Amended Google Books settlement does little to address privacy risks

Written by Andrew McDiarmid

The revised Google Books settlement submitted for Court approval late on Friday still does very little to protect reader privacy. When the settlement was withdrawn for revisions last month, CDT and other advocates proposed that Google use the opportunity to more fully address the privacy risks we had identified in the original settlement—and effectively take privacy concerns off the table. While the amended settlement does include one positive revision on the privacy front, it appears Google for the most part did not take our advice. Reader privacy remains very much on the table.

As many expected, the revisions narrowly address the copyright and antitrust problems raised by the Department of Justice. The affected class of authors and publishers has been reduced; the pricing structures have been made negotiable; and the dispersal of unclaimed funds has been revised. For more explanation and analysis of these changes, see James Grimmelmann’s blog.

On the privacy front, CDT had urged Google to make specific privacy commitments enforceable by the court overseeing the settlement. We believe the settlement should be approved because it promised greatly increased access to books, but also that it should be improved to preserve readers’ right to privacy. Specifically, we recommended that Google set a high standard for disclosure of reader information to law enforcement and to civil litigants (i.e., get a warrant first), that Google use information collected about readers and which books they read only for the narrow purposes laid out in the settlement, and that Google commit not to share personal information with the Books Rights Registry, the organization set up to administer payment to copyright holders.

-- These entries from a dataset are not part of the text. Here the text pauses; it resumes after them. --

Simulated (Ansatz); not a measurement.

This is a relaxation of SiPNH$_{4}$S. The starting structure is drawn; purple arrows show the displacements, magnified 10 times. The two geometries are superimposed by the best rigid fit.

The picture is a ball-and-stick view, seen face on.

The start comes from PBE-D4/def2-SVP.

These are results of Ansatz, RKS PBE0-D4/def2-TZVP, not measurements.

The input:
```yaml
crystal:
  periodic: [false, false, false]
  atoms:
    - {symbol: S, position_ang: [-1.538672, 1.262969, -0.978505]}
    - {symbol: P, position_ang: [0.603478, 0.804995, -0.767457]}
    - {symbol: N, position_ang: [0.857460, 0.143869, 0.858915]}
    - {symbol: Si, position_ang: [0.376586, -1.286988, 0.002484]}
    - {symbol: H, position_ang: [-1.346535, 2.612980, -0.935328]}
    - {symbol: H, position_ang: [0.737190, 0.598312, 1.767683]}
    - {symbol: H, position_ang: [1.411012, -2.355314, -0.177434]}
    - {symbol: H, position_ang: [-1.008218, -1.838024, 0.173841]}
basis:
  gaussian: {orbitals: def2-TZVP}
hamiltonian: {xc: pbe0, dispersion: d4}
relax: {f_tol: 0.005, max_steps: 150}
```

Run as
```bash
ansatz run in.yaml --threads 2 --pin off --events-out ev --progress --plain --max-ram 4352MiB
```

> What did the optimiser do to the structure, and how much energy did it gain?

The revised settlement addresses the last of these recommendations, making a commitment to share only anonymized data with the Registry. Google had previously made such a commitment in its privacy policy, but inclusion in the settlement makes it enforceable. This is a positive step, but it leaves the other concerns untouched. This means that it falls once again to the court to ensure that reader privacy is fully protected as the settlement and the new services it establishes move forward. That’s what CDT will continue to advocate.